Open tejank10 opened 6 years ago
These look so much better than the RL code I've seen in Python-based frameworks. One thing I noticed, though, is that functions like zero_grad!
and update_target!
are implemented with nested loops over individual parameter elements, so they would have to be rewritten for GPU. Instead, maybe use a single loop over the parameter arrays and an in-place broadcast inside the loop? Or maybe the outer loop can also be replaced with mapleaves!
?
Fixed it. Can we add those two functions (or just zero_grad!
maybe) to Flux?
How about turning this into a Julia package? Makes the dependencies easier. It would be nice to start training a standard model in a couple of lines, and even better if I can quickly demo a trained model.
Would be great to make sure they are all GPU compatible as well.
Cool, I'll start working on it.
What's going on with lines like https://github.com/tejank10/Flux-baselines/blob/master/dqn/duel-dqn.jl#L46? Is it a matter of Flux not being able to deal with the complicated broadcast expression if you write it out with dots? (If so we should make sure that's fixed in Flux-on-v0.7).
Works with dots, fixed it
I am trying to adapt this code to a problem of mine but I get an error (on julia 1.0). Just wondering if anyone could give a hint how to deal with this. The code line is
logπ = log.(mean(π .* action, 1) + 1f-10)
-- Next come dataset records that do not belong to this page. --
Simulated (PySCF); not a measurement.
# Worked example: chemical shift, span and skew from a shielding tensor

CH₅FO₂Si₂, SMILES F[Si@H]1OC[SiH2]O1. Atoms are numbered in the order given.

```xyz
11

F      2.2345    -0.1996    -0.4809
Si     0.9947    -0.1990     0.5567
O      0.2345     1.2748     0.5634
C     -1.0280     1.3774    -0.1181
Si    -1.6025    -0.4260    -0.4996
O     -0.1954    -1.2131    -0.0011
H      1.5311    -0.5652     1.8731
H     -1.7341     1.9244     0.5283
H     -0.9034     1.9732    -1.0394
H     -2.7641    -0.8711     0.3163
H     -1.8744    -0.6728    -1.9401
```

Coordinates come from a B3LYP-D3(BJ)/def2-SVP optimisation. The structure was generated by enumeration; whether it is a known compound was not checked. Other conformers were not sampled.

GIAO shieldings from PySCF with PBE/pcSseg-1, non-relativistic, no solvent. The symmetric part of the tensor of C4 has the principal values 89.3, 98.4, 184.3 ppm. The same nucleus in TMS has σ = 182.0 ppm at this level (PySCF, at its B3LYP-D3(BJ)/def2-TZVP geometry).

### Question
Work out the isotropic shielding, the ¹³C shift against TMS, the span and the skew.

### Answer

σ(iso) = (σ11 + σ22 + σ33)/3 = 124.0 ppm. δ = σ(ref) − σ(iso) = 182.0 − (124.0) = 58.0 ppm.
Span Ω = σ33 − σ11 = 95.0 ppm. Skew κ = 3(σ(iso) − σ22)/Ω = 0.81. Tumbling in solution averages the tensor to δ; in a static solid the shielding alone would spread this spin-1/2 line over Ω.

and π comes directly from the Flux model (I use the AC example)
π = softmax(policy(base_out))
MethodError: no method matching mean(::TrackedArray{…,Array{Float64,1}}, ::Int64)
Closest candidates are:
mean(!Matched::Union{Function, Type}, ::Any) at /Users/osx/buildbot/slave/package_osx64/build/usr/share/julia/stdlib/v1.0/Statistics/src/Statistics.jl:58
mean(::TrackedArray; dims) at /Users/jonnorberg/.julia/packages/Flux/jbpWo/src/tracker/array.jl:226
mean(::AbstractArray; dims) at /Users/osx/buildbot/slave/package_osx64/build/usr/share/julia/stdlib/v1.0/Statistics/src/Statistics.jl:128
Not sure why the mean function doesn't recognize the ::TrackedArray or how I could adjust it to work.
thanks for any hints
If you're on Julia 1.0, mean
takes dims
as a kwarg.
major thanks. I also noted I need to change +
to .+
at two places to not get error message
Hey @MikeInnes, if you are back could you please review the code? New models which I have added are Dueling DQN, Advantage Actor-Critic, and DDPG. Also, all the previous work done on DQN is added to dqn directory.